For information about UWM’s fall semester plans, visit the Fall 2020 Reopening website.

Alumni

Benjamin Gautsch (BA, 2016)

In my undergrad, I graduated with a triple major in History, Religious Studies, and Latin (Classical Civilization). Classics was a big part of my undergrad and continues to help me in my graduate studies in Library and Information Science. Classics taught me how to read more closely and more critically which greatly improved the type of analytical and critical thinking skills that graduate programs and jobs require. Latin formed a lot of positive study habits for me as well as making me much more detail oriented and continues to be valuable to my graduate studies. As my focus has shifted into copyright law and policy in libraries and higher education, understanding the Latin used in law and case law has been beneficial. When I’m done with my graduate program, I plan on working in instructional design and educational technology in higher education and academic libraries.

 

Alison Longley (BA 2007; MA 2014)

I just began my sixth year teaching Latin at Niceville High School. I teach six classes, consisting of honors Latin I, II, III and AP Latin. I am also the sponsor of a chapter of the Junior Classical League. The students are very successful in Regional and State competitions. My degree in Classics has helped me in my career so much. I am able to teach the AP curriculum with ease because my professors at UWM thoroughly prepared me to teach the various authors required. “Gallia est omnis divisa in partes tres“is our class motto.  My UWM professors instilled in me a lifelong enthusiasm for the Classics, which I am now trying to instill in my own students.

 

Kayla Olson (BA 2017)

I am an alumna of the UWM Classics program. I graduated in the spring of 2017 with a double-major in Classical Civilization and Anthropology, a double-minor in Latin and French, and a Certificate in Ancient Mediterranean Studies. I then went on to earn an MA in Classical Archaeology at Florida State University. I am currently pursuing an MS in Library Sciences at the University of North Carolina-Chapel Hill, where I am training to work in academic libraries for the social sciences, humanities, and arts. As a research assistant for the Carolina Academic Library Associates (CALA) I work in the Sloane Art Library, adjacent to the Ackland Museum of Art. I am still an active member of archaeological communities and look forward to serving them as a research and instruction librarian.

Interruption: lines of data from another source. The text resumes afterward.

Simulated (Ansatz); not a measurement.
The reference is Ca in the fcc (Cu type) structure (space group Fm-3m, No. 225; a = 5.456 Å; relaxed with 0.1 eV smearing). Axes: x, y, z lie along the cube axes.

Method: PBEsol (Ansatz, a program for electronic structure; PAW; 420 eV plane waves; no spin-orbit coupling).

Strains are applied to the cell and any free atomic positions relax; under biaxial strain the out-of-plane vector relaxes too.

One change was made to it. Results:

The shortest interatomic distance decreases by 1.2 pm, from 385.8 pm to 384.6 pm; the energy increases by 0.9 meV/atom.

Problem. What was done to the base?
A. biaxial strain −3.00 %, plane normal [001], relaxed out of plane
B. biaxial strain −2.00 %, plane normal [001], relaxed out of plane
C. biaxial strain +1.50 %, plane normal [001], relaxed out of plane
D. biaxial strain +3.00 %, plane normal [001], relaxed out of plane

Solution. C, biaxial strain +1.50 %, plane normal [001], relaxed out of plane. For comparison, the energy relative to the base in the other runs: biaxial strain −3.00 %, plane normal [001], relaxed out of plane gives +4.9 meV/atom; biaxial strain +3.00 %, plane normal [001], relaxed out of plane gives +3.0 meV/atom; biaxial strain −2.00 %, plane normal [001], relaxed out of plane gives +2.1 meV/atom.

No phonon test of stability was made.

My studies in Classics were and continue to be integral to my understanding of the humanity. Training in ancient languages (Latin and Greek) and the encouragement to study modern languages (French, German, and Italian) have allowed me to read untranslated works across social and scientific communities. My engagement with historical texts has thus been tantamount to my reading comprehension and, more importantly, my critical thinking skills. Criticism of the past allows us to modify our standards for the present, and the Graeco-Roman world continues to dominate American and European literature, media, and philosophical thinking, and it certainly will not be going anywhere anytime soon.